Mild compared to what most of my colleagues have said about Win10.

Oh well. I make my living on a Mac. Rode the Windows clown car for many years including a tech support desk and am never going back unless paid to — again.

Nice that we have the freedom to chose.
Well, hopefully, I'm wrong. I spent a lot of money on my Macbook Pro. Apple is a much, much larger more diverse company now than when they first switched to Intel. Maybe they can make it all work, maybe they can get the software vendors to rewrite all their code. Maybe......I hope you are right and I'm wrong.
I understand your frustrations however the wonderful software world of Microsoft Windows isn't any better, if anything it has more frustration potential because Microsoft has no direct control over the hardware platform. So far Google's Chrome is not the gateway to a frustration free zone and neither is the open source world of Linux. Each operating system comes with it's own baggage.

Windows users experienced orphaned software and hardware drivers when XP went end-of-life and will experience it again when Windows 7 support ends January, 2020.
Originally Posted By: Jim Fogle
...Windows users experienced orphaned software and hardware drivers when XP went end-of-life and will experience it again when Windows 7 support ends January, 2020.

I was doing tech support for a Silicon Valley software company the day XP was launched aka "The day all hell broke loose".

It wasn't our products, BTW. It was the products that had embedded our libraries. Microsoft had changed the functionality of a certain .dll without changing its name — again. They had done it before with the release of NT. Many products depended on the Win95 version functionality and this still hadn't been fixed 8 years later in 2003.

Oh yea... tell me all about how Windows always works. I can always use a good laugh.

laugh

All of my Apps have made it to 64 bit except one and that's BIAB. The only drivers I'm waiting on are from Apple and MOTU. Motu will release their 64 bit drivers within a week of the official Catalina release. The Apple drivers, of course, will be released with OS 10.15.

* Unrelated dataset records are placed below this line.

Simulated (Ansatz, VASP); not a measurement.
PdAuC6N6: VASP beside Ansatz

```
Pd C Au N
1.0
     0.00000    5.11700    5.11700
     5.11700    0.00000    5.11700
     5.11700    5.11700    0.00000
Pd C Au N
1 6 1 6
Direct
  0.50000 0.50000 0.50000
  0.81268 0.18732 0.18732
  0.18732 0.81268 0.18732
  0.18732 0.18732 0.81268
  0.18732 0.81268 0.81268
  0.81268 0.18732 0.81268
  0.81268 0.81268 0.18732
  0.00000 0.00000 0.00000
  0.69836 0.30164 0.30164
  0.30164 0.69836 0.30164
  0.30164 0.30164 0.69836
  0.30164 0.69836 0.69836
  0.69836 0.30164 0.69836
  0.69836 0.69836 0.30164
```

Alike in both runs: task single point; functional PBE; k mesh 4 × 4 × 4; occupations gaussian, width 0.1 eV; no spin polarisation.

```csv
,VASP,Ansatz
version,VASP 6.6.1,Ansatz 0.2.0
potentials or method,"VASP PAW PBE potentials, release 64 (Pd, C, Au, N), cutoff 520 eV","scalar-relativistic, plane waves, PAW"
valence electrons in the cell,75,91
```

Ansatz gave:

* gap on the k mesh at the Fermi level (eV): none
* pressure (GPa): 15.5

My only remaining concern is FileMaker Pro—been 64 bit for years but 2011 still works great. That's going to be an expensive upgrade for the 2 seats I need. I'm deciding whether to port everything to a less expensive database or bite the bullet. I don't use it that much but both my wife and I do our invoicing in it (as I have since 1986 on my Mac Plus). I'll probably pay Apple for the upgrade. Ouch!